There's an interesting brouhaha over rumors that Joseph Massad is getting tenure at Columbia which brings out some interesting details about the double standard of the ferociously critical left when it comes to criticism of their own work. Massad, for example, went running to Columbia for help suing someone who had criticized his work, even as he complained about being sued.
Now we also have Prof. David Newman of the Political Science Department at Ben Gurion complaining of the neo-McCarthyism of Campus Watch and Israel Academia Monitor because they keep track of and expose the ferociously "self"-critical things that some professors teach their students about their own and other Western cultures. Now all Newman has to offer as evidence for the McCarthyism of these organizations is:
The last few years have been "in season" for attacking the academic left, a form of academic McCarthyism that is hard to recollect going back 10 or 20 years. Most pernicious and consistent is the self-styled Campus Watch, created by the neo-con critic of the Israeli left, Daniel Pipes. It uses students and faculty to spy on those teaching courses on Israel and the Middle East. Anyone who so faintly utters a word of criticism is immediately labeled as such, including some of the best critical scholars of Israel today.
Two points here.
1) Keeping track of what Professors teach in class is not spying. In principle anything we say in class is the product of our research, and we should not be embarrassed by having it made public. The notion that a classroom is a private place and revealing what goes on in it is a violation of privacy, a form of spying, is itself revelatory of the mindset of a certain kind of academic regression in which the classroom becomes a site of personal propaganda… something well illustrated by Massad's bullying.

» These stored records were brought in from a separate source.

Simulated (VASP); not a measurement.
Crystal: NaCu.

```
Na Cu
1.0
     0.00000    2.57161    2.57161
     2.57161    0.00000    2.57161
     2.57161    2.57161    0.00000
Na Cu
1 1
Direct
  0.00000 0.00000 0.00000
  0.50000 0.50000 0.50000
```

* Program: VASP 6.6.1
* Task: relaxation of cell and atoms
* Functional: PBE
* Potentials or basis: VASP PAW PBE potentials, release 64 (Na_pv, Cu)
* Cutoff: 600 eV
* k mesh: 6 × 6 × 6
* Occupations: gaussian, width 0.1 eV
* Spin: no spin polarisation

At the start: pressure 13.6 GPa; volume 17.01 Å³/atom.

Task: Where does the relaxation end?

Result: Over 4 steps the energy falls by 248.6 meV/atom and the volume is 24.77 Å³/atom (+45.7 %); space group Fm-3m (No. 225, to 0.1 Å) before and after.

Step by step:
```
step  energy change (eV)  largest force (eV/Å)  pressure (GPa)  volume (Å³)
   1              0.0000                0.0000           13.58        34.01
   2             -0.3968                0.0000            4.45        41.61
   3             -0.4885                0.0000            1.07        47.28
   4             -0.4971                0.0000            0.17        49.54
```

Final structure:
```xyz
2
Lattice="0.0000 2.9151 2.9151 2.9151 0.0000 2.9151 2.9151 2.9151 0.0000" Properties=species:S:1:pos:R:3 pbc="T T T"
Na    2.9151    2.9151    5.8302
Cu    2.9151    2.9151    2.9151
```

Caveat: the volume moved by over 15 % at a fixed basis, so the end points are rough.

2) The notion that Campus Watch goes after "anyone who so faintly utters a word of criticism" is the classic refuge of the hyper-self-critical left. Campus Watch and Israel Academia Monitor only target the most outrageous groups, groups who, even as they accuse Israel of racism, apartheid, and even genocide, and call her moral right to exist into question, breathe not a word about Palestinian transgressions or the legitimacy of their claims. The notion that this represents "faint criticism" is nothing short of ludicrous. Only people who are abusing their professorial privileges would consider monitoring and publication of what one lectures to students as "spying."
On the subject of self-criticism, I'm right now reading an excellent critique of Edward Saïd's Orientalsm by Ibn Warraq, who rightly points out that Saïd exploited the West's exceptional tendency to self-criticism in order to render it vulnerable to an Arab world incapable of self-criticism.
In cultures already immune to self-criticism, Said helped Muslims and particularly Arabs, perfect their already well-developed sense of self pity. There is a kind of comfort and absolution in being told that none of your problems are your making, that you do not have to accept any responsibility for the ills besetting your society. It is all the fault of the West, of infidels. There is no need even to take responsibility for self-determination, it is easier to accept money from the Western donors and treat it as one's rightful due from them, that is a kind of jizyah. [See David Samuels' ""In a Ruined Country" on how Arafat played the game. -rl] The attraction of Said's thesis for third-world intellectuals is thus easily understandable.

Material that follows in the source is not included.